Collaborative Practice

How can I look to the future when it seems so bleak?

Separation and divorce are both an ending and a beginning. Collaborative Process helps you consider your future needs and goals while keeping your children a top priority. As a more respectful, dignified process, Collaborative Process supports your family’s goals for a smoother transition to the next stage of your lives.


How is Collaborative Process different from mediation?

In mediation, a neutral third party helps you and your spouse (with or without lawyers present) to negotiate your settlement. The mediator cannot give legal advice or support one person and not the other. Many people find that they need the support and encouragement of having a professional in their corner. If you were to take lawyers to mediation, you are paying for three professionals. If you go to mediation on your own, you may feel confused and anxious. Collaborative Process addresses both of these problems.

How long will my Collaborative Process take?

There really is no “average divorce”! The complexity of your situation and the amount and intensity of the conflict between the spouses will determine the length of your Collaborative Process. However, Collaborative Process can often be more direct and efficient. By focusing on problem-solving instead of blame and grievances, there is real opportunity to strive for respectful results. Full disclosure and open communication assures that you cover all the issues in a timely manner.

How is Collaborative Process different from using the courts?

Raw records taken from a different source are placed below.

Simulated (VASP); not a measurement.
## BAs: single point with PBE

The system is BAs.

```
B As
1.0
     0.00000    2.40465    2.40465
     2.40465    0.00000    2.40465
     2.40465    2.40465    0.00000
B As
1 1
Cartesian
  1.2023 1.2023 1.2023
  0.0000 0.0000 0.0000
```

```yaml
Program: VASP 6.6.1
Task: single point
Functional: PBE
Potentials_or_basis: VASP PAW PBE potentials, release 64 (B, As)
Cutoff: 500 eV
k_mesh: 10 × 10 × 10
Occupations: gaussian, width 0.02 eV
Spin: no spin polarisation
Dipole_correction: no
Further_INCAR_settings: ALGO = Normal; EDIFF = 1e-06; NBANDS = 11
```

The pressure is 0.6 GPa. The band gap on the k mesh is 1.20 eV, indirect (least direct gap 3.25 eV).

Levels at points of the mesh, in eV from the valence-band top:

If you go to court to reach a decision about your family law matter, you may come to view your former partner as an adversary. Your divorce can become a battleground. The resulting conflict can have far-reaching consequences not just for you, but your children. The financial cost is often outweighed by the emotional and psychological cost.


How will this help my children?

It is conflict that harms children - not separation or divorce. Collaborative Process offers a way for you to reach agreement about your finances and children that avoids creating conflict. It also fosters open communication (sometimes with a lot of help) so little things that pop up during the separation don’t needlessly create conflict. If you want to divorce in a way that will enable you to remain co-parents and have a co-operative parenting relationship, Collaborative Practice is one of the best processes to achieve that.

What if I don’t get along with my spouse?

Strong feelings about the relationship and dysfunctional communication are normal post-separation. Those big emotions don’t change the fact that each of you has a common goal of resolving the issues without a costly, destructive court battle. Collaborative Process helps you stay focused and communicating effectively so you and your partner can work successfully to resolve your outstanding issues.


Who is on a Collaborative Team?

A Collaborative team is the combination of professionals that you choose to work with to resolve your dispute. It can be you and your Collaborative lawyers, or you may want to include other professionals on the team. You and your partner can choose to include other professionals such as neutral financial professionals, coaches, communication and family professionals, child specialists or others whom have had specialist training in Collaborative Process. Your Collaborative team will guide and support you as problem-solvers, not as adversaries.

My partner and I are getting a divorce. How does the Collaborative Process work?

When you decide on Collaborative Process, each of you hires a lawyer who has had specialist training in Collaborative Process. Everyone agrees in writing not to go to court. You will meet privately and in face-to-face talks with your Collaborative professional team, which may also include coaches, financial professionals and/or child specialists. All meetings are intended to produce an honest exchange of information and clear understanding about needs and expectations, especially concerning the well-being of children. Mutual problem-solving by all parties leads to the final agreement.